862.011/4–2249: Telegram

The Acting United States Political Adviser for Germany (Riddleberger) to the Secretary of State

secret
urgent
niact

577. Personal for Murphy. Eyes Only. Reurtel 452, April 21.1

I had not intended to imply that Foreign Ministers message2 in itself was likely to throw CDU into opposition. It is much more question of how this message would be used by the SPD. I am personally of opinion that even had it been communicated before SPD party meeting, the outcome would have been about the same for the political reasons given in my 570 of April 21.3 We would then have been left with nothing to suggest to Germans if they come with split recommendation on April 25. It must not be overlooked that SPD is seeking election advantage in this controversy even over basic law and [Page 249] has directly or indirectly been the beneficiary of UK support. We, on the other hand, have tried to maintain a neutral attitude. The fact that CDU position on constitution is much closer to London decisions than SPD is by accident and not by design.

Perhaps we have misinterpreted the intention of Foreign Ministers but their instructions to Military Governors seem clear. It was stated in opening paragraph that “it is left to Military Governors to determine the time they may consider it appropriate to communicate these views to the PC, but Foreign Ministers wish that they be transmitted before opinion in PC has crystallized.” I think the British have always interpreted this phrase “before opinion in PC has crystallized” to mean before opinion in SPD has crystallized, but that is not same thing. As reported in mytel 539, April 14,4 two of three Military Governors were opposed to communicating message at once and certainly Clay has believed since the message was received, that he had discretion on timing, taking into account all of political aspects here. These political aspects relate not only to internal German politics but to attitude of other Military Governors toward the Bonn proposals. In other words, this is a double negotiation in that the positions of three Military Governors must be aligned (which is one negotiation) to be followed by negotiations with Germans, who in turn are negotiating amongst themselves.
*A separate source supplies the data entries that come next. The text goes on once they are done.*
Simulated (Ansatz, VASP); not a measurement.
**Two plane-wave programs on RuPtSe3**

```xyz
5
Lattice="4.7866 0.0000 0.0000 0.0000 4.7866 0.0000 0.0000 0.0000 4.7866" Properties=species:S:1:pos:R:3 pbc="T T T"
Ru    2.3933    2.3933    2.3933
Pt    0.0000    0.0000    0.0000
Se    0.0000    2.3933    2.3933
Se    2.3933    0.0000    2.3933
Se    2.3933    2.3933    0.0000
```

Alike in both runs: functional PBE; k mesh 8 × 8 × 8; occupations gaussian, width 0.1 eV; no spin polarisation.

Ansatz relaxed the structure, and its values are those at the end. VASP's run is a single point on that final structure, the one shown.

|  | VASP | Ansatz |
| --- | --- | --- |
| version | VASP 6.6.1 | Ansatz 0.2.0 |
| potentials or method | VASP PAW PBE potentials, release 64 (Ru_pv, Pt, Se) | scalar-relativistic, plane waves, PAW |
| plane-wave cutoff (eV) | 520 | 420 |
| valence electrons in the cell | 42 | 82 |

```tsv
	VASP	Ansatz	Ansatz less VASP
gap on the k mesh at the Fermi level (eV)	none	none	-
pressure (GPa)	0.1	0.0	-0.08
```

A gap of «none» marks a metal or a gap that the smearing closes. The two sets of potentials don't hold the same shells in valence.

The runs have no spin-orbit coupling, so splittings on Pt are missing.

I am not certain Department fully appreciates how wide-spread in Germany is impression that SPD can hold out for whatever it wants on constitution and that UK will support its demands to fullest extent. Steel, for example, told me in Frankfurt last week SPD must have Finanzausgleich and British were behind this demand. I feel you should know that some SPD leaders are quoting George Kennan as having stated US would eventually swing to their support irrespective of former US positions. I have not been able to confirm who or when, but these rumors are spreading.

Last night in conversation with Steel he told me it was clearly understood in Washington that Foreign Ministers’ message should be delivered at once and that Bevin had never thought Military Governors had any real discretion. I replied that this was not what the instruction said and pointed out that Koenig obviously did not have this interpretation. I reminded Steel that as a result of our meeting with Germans on April 14 in Frankfurt, that message could be delivered on April 25th whether or not Germans came with agreed proposals and that Clay had urged earlier meeting be held if possible.

The basis of Clay’s strategy, as I see it, was to find a compromise within the London decisions thereby maintaining tripartite unity, [Page 250] observe a neutral attitude as far as German political party maneuvering was concerned and finally to avoid placing Military Governors in position where they would give appearance of being dictated to by Schumacher. To my mind, this was a justifiable position but I assume from Army telecons and messages today that Department now believes time has come to communicate Foreign Ministers’ message.

Robertson proposed this morning that message be communicated today through liaison officers and Clay will agree providing Army Department so authorizes in telecon which will take place in few minutes. He has been urged to communicate message in person but is opposed to that and in fact it would be physically difficult, even impossible, to arrange for today. I have just succeeded in obtaining French concurrence to communicate through liaison officers today providing US/UK Military Governors do likewise.

You will get Clay’s personal reaction to this in message which he will shortly send and so I shall not summarize it here.5

Although I have received copy of SPD version of constitution, have just learned it is an earlier draft and does not contain revisions made last night. Shall transmit authentic text as soon as received.6

Riddleberger
  1. Not printed; in it Murphy had stated that he did not understand Riddleberger’s concern that delivery of the Foreign Ministers’ message might place the CDU in opposition and asked for clarification of the points that might antagonize it. (862.011/4–2149)
  2. Ante, p. 186.
  3. Ante, p. 216.
  4. Ante, p. 237.
  5. Clay’s message has not been found in Department of State files; but see Clay, Decision in Germany, p. 432, for an indication of Clay’s reaction.
  6. Regarding the abbreviated SPD draft constitution, see footnote 4 to telegram 570, p. 246.